It's a well-known fact that hardware companies are abandoning the race for single-CPU speed and instead are focusing on multicore processors. Despite the fact that many algorithms can be easily parallelized, most client-side Java code is still written for single-CPU systems. In this article Kirill Grouchnikov shows you how to fine-tune a core JDK array-sorting algorithm for improved processing speed of as much as 35%.

[@more@]

The consistent increase in single-core CPU speed that programmers could rely on for years is no longer available. This has been true for the server side for at least a decade, and now it's also the reality for client-side programming. Quite a few tasks easily lend themselves to being parallelized using new features in JDK 6.0, letting client-side applications take advantage of newer multicore hardware. Using a core JDK array sorting algorithm as an example, this article walks through the implementation details, highlighting points that are specific to parallel algorithms. Even a simple implementation results in a significant speed-up -- around 35 % -- on a dual-core machine.

The demise of Moore's Law

Up until a year or two ago, API providers could simply rely on an empirical observation made in 1965 by Gordon Moore, the co-founder of Intel. Moore's Law states that the number of transistors on an integrated circuit at minimum cost doubles every 18 to 24 months. For software developers, this meant that you could write a program, run it on the simplest CPU available at that time, and be pretty sure that the same program would run twice as fast on the simplest CPU available two years later. As long as the operating system was backward compatible, you didn't even need to recompile the program.

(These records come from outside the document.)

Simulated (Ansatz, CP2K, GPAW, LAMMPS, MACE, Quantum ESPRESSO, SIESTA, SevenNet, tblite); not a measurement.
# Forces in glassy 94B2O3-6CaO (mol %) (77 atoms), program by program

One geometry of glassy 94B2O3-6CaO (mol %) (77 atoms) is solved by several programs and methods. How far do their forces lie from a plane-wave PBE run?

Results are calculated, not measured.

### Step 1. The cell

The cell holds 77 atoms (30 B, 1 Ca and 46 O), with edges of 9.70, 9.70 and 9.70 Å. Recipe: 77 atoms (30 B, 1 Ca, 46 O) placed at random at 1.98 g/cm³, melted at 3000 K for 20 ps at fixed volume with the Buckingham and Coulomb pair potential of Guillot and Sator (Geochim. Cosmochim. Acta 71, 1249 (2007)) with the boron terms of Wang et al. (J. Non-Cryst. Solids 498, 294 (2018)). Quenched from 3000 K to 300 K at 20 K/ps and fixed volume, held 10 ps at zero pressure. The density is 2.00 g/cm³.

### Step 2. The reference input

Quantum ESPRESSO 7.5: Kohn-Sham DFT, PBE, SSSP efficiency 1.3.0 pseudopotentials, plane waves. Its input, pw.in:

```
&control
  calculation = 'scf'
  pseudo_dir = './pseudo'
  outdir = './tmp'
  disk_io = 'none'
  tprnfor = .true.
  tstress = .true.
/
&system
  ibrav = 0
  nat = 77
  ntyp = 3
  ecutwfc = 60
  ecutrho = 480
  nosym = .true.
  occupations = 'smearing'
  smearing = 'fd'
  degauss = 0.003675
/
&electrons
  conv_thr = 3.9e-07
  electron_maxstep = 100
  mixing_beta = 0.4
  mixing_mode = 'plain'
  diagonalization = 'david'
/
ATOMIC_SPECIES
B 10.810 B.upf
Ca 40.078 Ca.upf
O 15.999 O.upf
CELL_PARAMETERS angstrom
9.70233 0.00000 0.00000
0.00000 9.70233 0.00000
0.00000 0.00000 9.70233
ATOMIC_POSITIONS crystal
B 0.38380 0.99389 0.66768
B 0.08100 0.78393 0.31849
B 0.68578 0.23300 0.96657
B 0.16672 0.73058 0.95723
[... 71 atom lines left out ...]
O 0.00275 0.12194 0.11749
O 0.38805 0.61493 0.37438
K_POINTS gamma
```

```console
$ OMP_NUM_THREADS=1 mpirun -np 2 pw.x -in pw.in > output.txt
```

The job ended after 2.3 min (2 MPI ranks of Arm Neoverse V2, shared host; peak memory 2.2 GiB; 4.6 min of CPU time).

However, in the last couple of years, hardware manufacturers have started hitting production barriers that make cramming more computing power into a single chip very costly. The solution most of them have adopted -- first for the server market and now for the consumer (client) market -- is to put multiple cores on the same chip, without increasing each core's processing speed. Translated into the software world, this means that you don't get "free rides" any more. If your program has a simple sequential flow, it no longer can enjoy advances in the underlying hardware. This is true for both the programs that you're writing and the core language libraries.

Collection sorting in the single-core world

Existing Java collection-sorting routines are no exception. They perform no faster on newer multicore machines than on single-core machines. This might seem acceptable on smaller inputs, but the input domains for most real-world problems don't stand still. Moreover, developers and users rightly expect their programs to run faster on newer hardware.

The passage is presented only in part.